View Single Post
Old 04-10-2009, 01:52 AM   #1767
snipenekkid
Banned
snipenekkid can understand the language of future parallel dimensionssnipenekkid can understand the language of future parallel dimensionssnipenekkid can understand the language of future parallel dimensionssnipenekkid can understand the language of future parallel dimensionssnipenekkid can understand the language of future parallel dimensionssnipenekkid can understand the language of future parallel dimensionssnipenekkid can understand the language of future parallel dimensionssnipenekkid can understand the language of future parallel dimensionssnipenekkid can understand the language of future parallel dimensionssnipenekkid can understand the language of future parallel dimensionssnipenekkid can understand the language of future parallel dimensions
 
Posts: 760
Karma: 51034
Join Date: Feb 2009
Robertb:

As to the touch screen. Sounds great but not if it is only in the larger versions. And also only if the technology used is well established for being reliable. Early touch screen technology was notoriously prone to failure over time. It all really comes down to the UI. If it stinks then touch, buttons, accelerometer or psi-control will not matter.
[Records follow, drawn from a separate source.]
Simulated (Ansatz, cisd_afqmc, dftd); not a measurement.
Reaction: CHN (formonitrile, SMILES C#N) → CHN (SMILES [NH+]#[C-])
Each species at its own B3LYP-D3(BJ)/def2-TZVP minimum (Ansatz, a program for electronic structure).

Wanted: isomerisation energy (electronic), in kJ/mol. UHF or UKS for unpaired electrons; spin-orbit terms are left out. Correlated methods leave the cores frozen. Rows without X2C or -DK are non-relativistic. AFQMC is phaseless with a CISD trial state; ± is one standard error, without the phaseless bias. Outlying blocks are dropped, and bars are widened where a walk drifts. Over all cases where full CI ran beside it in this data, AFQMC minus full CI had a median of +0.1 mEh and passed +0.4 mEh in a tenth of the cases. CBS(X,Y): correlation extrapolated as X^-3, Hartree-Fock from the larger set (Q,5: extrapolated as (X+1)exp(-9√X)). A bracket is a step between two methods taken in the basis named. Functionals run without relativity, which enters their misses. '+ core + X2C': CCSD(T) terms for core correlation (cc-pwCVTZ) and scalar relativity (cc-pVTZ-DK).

I am a fan of touch screen devices if they are to be hand held. Yet, I just love my old Clie that has the jog wheel on the side. I use the wheel more then the stylus. That wheel is the single greatest feature on the device and I will use the thing until smoke emits from the memory slots. Thing is that wheel can be used to navigate the entire UI as well as for reading it works to change pages. It also functions as a selection tool. But as great as it is, without the UI to exploit the versatility and convenience, the thing would be worthless. Same could be said for touch. A bad UI and it will not matter in the least.

FYI, I for one am also on the fence over wifi vs. mobile wireless. Problem with wanting to visit the web, the devices simply do not have the clock-cycles to support modem web sites so browsing would likely be relegated to online stores and sites with mobile versions, the mobile version of Wiki, and the online bookstores that also offer a lower overhead version for mobile devices. Given the two I really am not sure which is better wifi as a means to simply transfer files (a networking problem for probably the majority of people), though connecting to a wifi node either on your home network or public is a trivial issue or true mobile broadband service.

For mobile wifi you will need the device to have an actual web browser as many public wifi hot spots use ID techniques which require browse based access to sign into the service. At home or work just configuring having a connection manager on the device to access your network is a trivial matter. But what then if there is no browser? Do you include some sort of VNC client and require adding a VNC server on the host system?

I lean toward mobile wireless as I already have a plan which would allow me to add the device to my account without an extra charge. I would prefer the feature be an extra I could either buy originally or add later. But not sure how practical that is production wise. The reason I see people like the Kindles so much is the simplicity of putting books on the device over Whispernet. Without mobile wireless that becomes a much more problematic issue because wifi has inherent access issues. For the most part mobile broadband is everywhere you will be. Yeah there are dead spots and such but there is something over 90% market penetration by the technology. We can even get service in National Parks. Still I would have no problem with both wifi and mobile broadband.

Still, unless someone has my luck in the service provider I use being so open to not only unlimited MBB w/o a cap as well as adding something like a book reader on top of the primary device, there is a whole other set of hurtles.

So, yeah, I like the touch screen option, to a point. I think we all need to pay closer attention to the UI's these devices are using over the hardware.